If there was an underlying theme to last week’s Republican National Convention, it was certainly unity. Just days after former president and Republican nominee Donald Trump survived an assassination attempt at a campaign rally in Butler, Pennsylvania, there were numerous calls for unity at the RNC. And it wasn’t just unity within the Republican Party that people were calling for, it was unity within the country that Trump and his allies tried to evoke, or at least claimed to be seeking. While Trump said that he was running to be president “for all of America, not half of America,” during his acceptance speech on Thursday, he abandoned the conciliatory tone in the second half of his address, where he reverted to his well-known, rather divisive rhetoric about Biden’s track record, illegal immigrants and the allegedly stolen 2020 election. One thing became clear though, and that is the fact that the Republican Party has rallied around Trump, whose chances of returning to the White House have rarely looked better.

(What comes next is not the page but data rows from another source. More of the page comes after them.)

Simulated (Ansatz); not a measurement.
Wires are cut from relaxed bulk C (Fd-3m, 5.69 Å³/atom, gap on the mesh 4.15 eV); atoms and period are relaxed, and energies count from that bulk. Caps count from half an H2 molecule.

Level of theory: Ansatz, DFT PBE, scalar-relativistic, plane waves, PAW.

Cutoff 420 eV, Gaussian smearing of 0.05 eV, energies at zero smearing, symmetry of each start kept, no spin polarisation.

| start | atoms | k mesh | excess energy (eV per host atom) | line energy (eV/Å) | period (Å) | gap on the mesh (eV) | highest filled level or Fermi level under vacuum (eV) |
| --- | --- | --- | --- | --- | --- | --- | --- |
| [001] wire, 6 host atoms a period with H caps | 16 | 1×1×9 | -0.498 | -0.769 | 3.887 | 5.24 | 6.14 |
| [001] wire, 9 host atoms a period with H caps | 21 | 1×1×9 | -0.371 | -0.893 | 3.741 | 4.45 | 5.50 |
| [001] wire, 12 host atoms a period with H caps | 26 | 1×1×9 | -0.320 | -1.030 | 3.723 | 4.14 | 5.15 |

Unity is something the Democratic quickly needs to find in the aftermath of President Biden’s decision to withdraw from the race and endorse his current vice president, Kamala Harris. Given the short time that is available until the Democratic National Convention that will take place in Chicago from August 19-22, uniting the party behind a candidate quickly seems crucial in order to run a campaign that can ultimately win the presidency in November. Holding a “mini-primary” ahead of the DNC, which is the preferred option of some within the party, seems like a risk at this point because it would a) display a lack of unity within the party and b) put even more time pressure on whoever emerges as the eventual nominee to set up and run a successful presidential campaign.
As a recent survey conducted by YouGov on behalf of The Economist shows, Americans have already been seeing a lack of unity within the Democratic Party in recent weeks. Just 23 percent of respondents across party lines said that the party was very or somewhat united, while 61 percent stated that the party was very or somewhat divided. Even the majority of Democrats see division within their party, while the opposite is true of the Republican Party. 63 percent of Republicans said that their party was currently very or somewhat united, while just 29 percent saw the party as divided. Among all respondents, 47 percent saw the Republican Party as united, versus 35 percent who said it was divided.